For above compound operation there is putIfAbsent() method in CHM but how can we achieve thread safety for other compound operations if we are using CHM. I mean can we use external synchronization on CHM object?
No, you cannot use external synchronization to ensure atomicity of compound operations over ConcurrentHashMap.
To be precise, you can use external synchronization to ensure atomicity of compound operations, but only if all operations with ConcurrentHashMap are synchronized over the same lock as well (though use of ConcurrentHashMap won't make sense in this case - you can replace it with regular HashMap).
Approach with external synchronization works with Hashtable and Collections.synchronizedMap() only because they guarantee that their primitive operations are synchronized over these objects as well. Since ConcurrentHashMap doesn't provide such a guarantee, primitive operations may interfere with execution of your compound operations, breaking their atomicity.
However, ConcurrentHashMap provides number of methods that can be used to implement compound operations in optimistic manner:
putIfAbsent(key, value)
remove(key, value)
replace(key, value)
replace(key, oldValue, newValue)
You can use these operation to implement certain compound operations without explict synchronization, the same way as you would do for AtomicReference, etc.
There isn't any reason why you can't. Traditional synchronization works with everything, there aren't special exceptions against them. ConcurrentHashMaps simply use more optimized thread-safety mechanisms, if you wish to do something more complex, falling back to traditional synchronization may actually be your only option (that and using locks).

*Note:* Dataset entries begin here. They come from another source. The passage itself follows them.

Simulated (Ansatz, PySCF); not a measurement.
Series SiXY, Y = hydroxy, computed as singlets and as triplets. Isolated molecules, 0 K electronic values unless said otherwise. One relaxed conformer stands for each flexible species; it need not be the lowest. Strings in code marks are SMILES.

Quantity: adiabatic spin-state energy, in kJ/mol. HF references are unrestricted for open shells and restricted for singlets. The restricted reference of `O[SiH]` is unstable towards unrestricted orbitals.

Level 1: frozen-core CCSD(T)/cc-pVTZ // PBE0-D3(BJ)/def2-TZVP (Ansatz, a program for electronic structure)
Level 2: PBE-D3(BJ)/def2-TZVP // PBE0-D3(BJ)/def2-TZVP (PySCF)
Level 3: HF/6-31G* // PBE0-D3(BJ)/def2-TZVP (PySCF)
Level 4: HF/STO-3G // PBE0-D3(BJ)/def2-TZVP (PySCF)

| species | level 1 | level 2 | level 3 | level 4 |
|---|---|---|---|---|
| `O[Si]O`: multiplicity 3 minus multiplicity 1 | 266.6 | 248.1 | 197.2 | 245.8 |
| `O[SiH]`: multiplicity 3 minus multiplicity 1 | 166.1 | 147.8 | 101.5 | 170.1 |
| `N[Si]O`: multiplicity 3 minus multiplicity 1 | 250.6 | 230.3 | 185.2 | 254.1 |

You can always use a synchronized block. The fancy collections in java.util.concurrent do not prohibit it, they just make it redundant for most common use cases. If you are performing a compound operation (e.g. - you want to insert two keys which must always have the same value), not only can you use external synchronization - you must.
E.g.:
String key1 = getKeyFromSomewhere();
String key2 = getKeyFromSomewhereElse();
String value = getValue();
// We want to put two pairs in the map - [key1, value] and [key2, value]
// and be sure that in any point in time both key1 and key2 have the same
// value
synchronized(concurrenthashmap_obj) {
concurrenthashmap_obj.put(key1, value);
// without external syncronoziation, key1's value may have already been
// overwritten from a different thread!
concurrenthashmap_obj.put(key2, value);
}
As the ConcurrentHashMap implements the Map Interface, it does support all features every basic Map does as well. So yes: you can use it like any other map and ignore all the extra features. But then you will essentially have a slower HashMap.
The main difference between a synchronized Map and a concurrent Map is - as the name says - concurrency. Imagine you have 100 threads wanting to read from the Map, if you synchronize you block out 99 threads and 1 can do the work. If you use concurrency 100 threads can work at the same time.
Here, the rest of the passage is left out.